This paper proposes a multi-armed bandit (MAB) framework to learn a general neural combinatorial optimization solver. The key idea is to use the neural solver loss gradient to construct an influence matrix, which guides the sampling of the next training task. The sampled tasks are used to co-train a global encoder in an encoder-decoder framework. The proposed method was demonstrated on several combinatorial benchmarks. It is compared against other multi-task learning benchmarks and achieves good performance.

优点

The paper is clearly written. Experiments are well designed, and generally has promising results.

The proposed MTL strategy builds on the idea of loss difference to construct an influence matrix (Fifty et al., 2021) and extends it to gradient difference. As far as I am aware, this is a new and interesting contribution.

缺点

  1. There is a general lack of motivation for the proposed method throughout the paper.
  • How is the technique proposed specific to solving COP? As far as I understand, it could be applied to MTL setting. Should it outperform other MTL baselines in a general scenario? If not, why is it performing well on the COP tasks?

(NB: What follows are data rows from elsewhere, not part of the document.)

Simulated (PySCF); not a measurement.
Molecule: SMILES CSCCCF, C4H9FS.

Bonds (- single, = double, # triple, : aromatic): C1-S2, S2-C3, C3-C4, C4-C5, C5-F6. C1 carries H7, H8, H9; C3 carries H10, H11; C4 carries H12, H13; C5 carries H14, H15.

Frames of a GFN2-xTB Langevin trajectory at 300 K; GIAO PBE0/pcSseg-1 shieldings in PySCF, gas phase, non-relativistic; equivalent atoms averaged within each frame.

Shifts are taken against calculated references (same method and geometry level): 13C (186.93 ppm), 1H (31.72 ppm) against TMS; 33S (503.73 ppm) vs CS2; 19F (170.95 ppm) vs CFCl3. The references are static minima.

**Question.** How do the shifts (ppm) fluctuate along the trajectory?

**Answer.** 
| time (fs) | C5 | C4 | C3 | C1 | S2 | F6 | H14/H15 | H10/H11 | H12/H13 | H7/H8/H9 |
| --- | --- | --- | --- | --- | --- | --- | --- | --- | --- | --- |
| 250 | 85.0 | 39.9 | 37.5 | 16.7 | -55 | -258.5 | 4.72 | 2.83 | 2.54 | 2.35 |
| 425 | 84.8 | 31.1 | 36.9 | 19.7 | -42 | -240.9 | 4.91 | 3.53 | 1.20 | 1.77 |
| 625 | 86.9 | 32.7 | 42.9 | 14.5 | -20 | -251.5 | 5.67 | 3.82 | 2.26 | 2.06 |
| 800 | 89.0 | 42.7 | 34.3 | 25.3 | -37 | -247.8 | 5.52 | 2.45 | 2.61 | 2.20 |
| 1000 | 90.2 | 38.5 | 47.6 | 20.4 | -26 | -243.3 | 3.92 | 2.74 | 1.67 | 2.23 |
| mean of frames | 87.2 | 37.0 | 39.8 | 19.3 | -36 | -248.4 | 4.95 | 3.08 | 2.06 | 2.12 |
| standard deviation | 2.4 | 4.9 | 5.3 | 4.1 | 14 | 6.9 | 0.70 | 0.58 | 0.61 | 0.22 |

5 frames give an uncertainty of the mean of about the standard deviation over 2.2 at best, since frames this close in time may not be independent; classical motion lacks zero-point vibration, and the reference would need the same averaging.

  • The paper went on to describe a heuristic reward design, but ultimately why is it better? There is neither theoretical guarantee nor complexity analysis, so the method is somewhat unconvincing to me.

  1. Regarding significance:
  • Experiment results are generally promising, but error bar should be provided to quantify significance.
  • It feels strange that the authors brought up (Fifty et al., 2021) in the intro as the inspiration for the proposed method, but did not compare to it. Is there a specific reason for this?

问题

  1. What is responsible for the efficiency of the proposed method? It is about 15 times faster than the closest method (Table 3) despite only changing the sampling scheme. Can the authors provide a breakdown of how other MTL techniques compute the influence matrix?
  2. Can we apply a naive co-training scheme (with random sampling of training tasks) to achieve the same effect as the proposed method? I figure it would serve as a good ablation study.
  3. How often does assumption 1 hold in practice?
  4. Why are some entries in the diagonal blocks negative (whereas many off-diagonal entries are positive). It feels unintuitive that tasks from the same group have weaker influence on one another than tasks from different groups.
  5. Can the method be generalized to account for unseen tasks?
评论

Thanks for your endorsement.

Response to the weaknesses

  1. We aim to clarify our motivation in the following manner:
    • The task relationships among COP has been observed but lacks both experimental and theoretical validation. Our approach begins by empirically substantiating these observations through the proposed MTL algorithm. Furthermore, at the implementation level, training neural solvers for COPs typically demands more time compared to tasks in classical MTL benchmarks. Traditional MTL methods, involving simultaneous training of all tasks, prove to be time-consuming and memory-intensive. As evidenced by the comparisons in Table 3, our approach, which selectively trains one task at each time slot, demonstrates efficiency and effectiveness. This is particularly notable in terms of training flexibility and cost-effectiveness, as emphasized in the discussions on page 7 (Table 3) and Appendix D.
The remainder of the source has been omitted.